Investors are being harmed by public companies reporting earnings early on Twitter, making selective disclosure on Facebook, and other reckless uses of social media, regulators warn.
The Canadian Securities Administrators (CSA) published a staff notice on Thursday outlining the results of a regulatory review that looked at public companies’ use of various forms of social media. As a result of that review, the regulators are warning that investors may have suffered as a result of major stock price moves caused by disclosure made through social media, including early, selective, or misleading, disclosure.
For example, the CSA found firms making misleading statements, or linking to other sources of information — such as analyst reports — that were misleading. The CSA also found firms publishing “material forward-looking information,” such as revenue and earnings projections, on social media without ensuring the information was generally disclosed.
“Forward-looking information provides key information to market participants on future prospects and, as a result, it was not surprising to see significant share price increases in several cases when this information was selectively disclosed on social media,” the CSA’s report says, noting that regulators also found firms providing information about the timing for a new product launch, or making other significant announcements, only on social media.
“We had concerns in all of these cases because some investors may have received the information and been aware of it when forming an investment decision, whereas other investors may not have been aware of the selective disclosure,” the CSA says.
In addition, regulators found firms making disclosure on social media without supplying adequate context when using non-GAAP financial measures, which could result in investors being misled.
“Our review revealed concerns about how issuers are using social media websites, including specific instances where deficient social media disclosure may have resulted in material stock price movements and investor harm,” says Louis Morisset, chairman of the CSA and president and CEO of the Autorité des marchés financiers, in a statement. “We expect issuers to adhere to high-quality disclosure practices, regardless of the venue of disclosure, and encourage issuers to implement a strong social media governance policy.”
The CSA reports that its review prompted 30% of issuers to improve their disclosure, including taking down social media postings, filing additional disclosure with regulators, and pledging to improve disclosure and governance practices.
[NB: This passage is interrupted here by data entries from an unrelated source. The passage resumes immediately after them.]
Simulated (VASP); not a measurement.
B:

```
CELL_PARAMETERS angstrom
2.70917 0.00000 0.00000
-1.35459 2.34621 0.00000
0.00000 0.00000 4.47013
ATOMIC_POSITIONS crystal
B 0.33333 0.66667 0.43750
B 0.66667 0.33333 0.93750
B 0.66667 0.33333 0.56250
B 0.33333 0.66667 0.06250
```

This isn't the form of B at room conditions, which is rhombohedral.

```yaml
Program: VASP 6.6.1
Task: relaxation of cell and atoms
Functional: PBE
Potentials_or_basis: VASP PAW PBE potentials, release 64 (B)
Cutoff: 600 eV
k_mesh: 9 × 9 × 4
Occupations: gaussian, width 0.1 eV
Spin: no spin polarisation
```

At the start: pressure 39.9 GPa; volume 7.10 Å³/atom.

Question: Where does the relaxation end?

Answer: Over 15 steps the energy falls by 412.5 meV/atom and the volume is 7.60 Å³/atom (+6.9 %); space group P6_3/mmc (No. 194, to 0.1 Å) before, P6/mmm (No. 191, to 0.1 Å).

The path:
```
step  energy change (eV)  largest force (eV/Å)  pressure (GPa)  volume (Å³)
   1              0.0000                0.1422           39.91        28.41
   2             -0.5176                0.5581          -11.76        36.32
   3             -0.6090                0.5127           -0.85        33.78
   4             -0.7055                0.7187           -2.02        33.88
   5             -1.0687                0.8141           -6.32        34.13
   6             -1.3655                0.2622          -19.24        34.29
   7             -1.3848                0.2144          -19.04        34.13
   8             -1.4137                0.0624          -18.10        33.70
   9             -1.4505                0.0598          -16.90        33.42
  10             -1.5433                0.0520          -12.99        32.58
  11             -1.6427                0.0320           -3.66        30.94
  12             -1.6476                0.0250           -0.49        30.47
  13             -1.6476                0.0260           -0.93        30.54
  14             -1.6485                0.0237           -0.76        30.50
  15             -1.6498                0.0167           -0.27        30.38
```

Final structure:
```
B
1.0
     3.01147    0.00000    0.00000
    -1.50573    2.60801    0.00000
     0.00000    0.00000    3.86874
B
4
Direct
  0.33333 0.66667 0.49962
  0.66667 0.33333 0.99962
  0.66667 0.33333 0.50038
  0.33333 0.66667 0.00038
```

The review, which was carried out in Alberta, Ontario, and Quebec, examined the social media disclosure of 111 issuers on various websites, including Facebook, Twitter, Instagram, YouTube and LinkedIn. It also reviewed company postings on corporate websites, blogs, and message boards.
The regulators found that 72% of companies are using social media, but that 77% of issuers “had not developed specific policies and procedures, which would promote internal governance and compliance with securities law in relation to their use of social media.
“Reporting issuers must constantly be aware of the securities reporting obligations that their social media activities may trigger, even if these activities are not directly intended to communicate with investors,” the CSA says. “Given that investment decisions are made on material information, it is critical for issuers to adhere to high quality disclosure practices regardless of the venue used for dissemination.”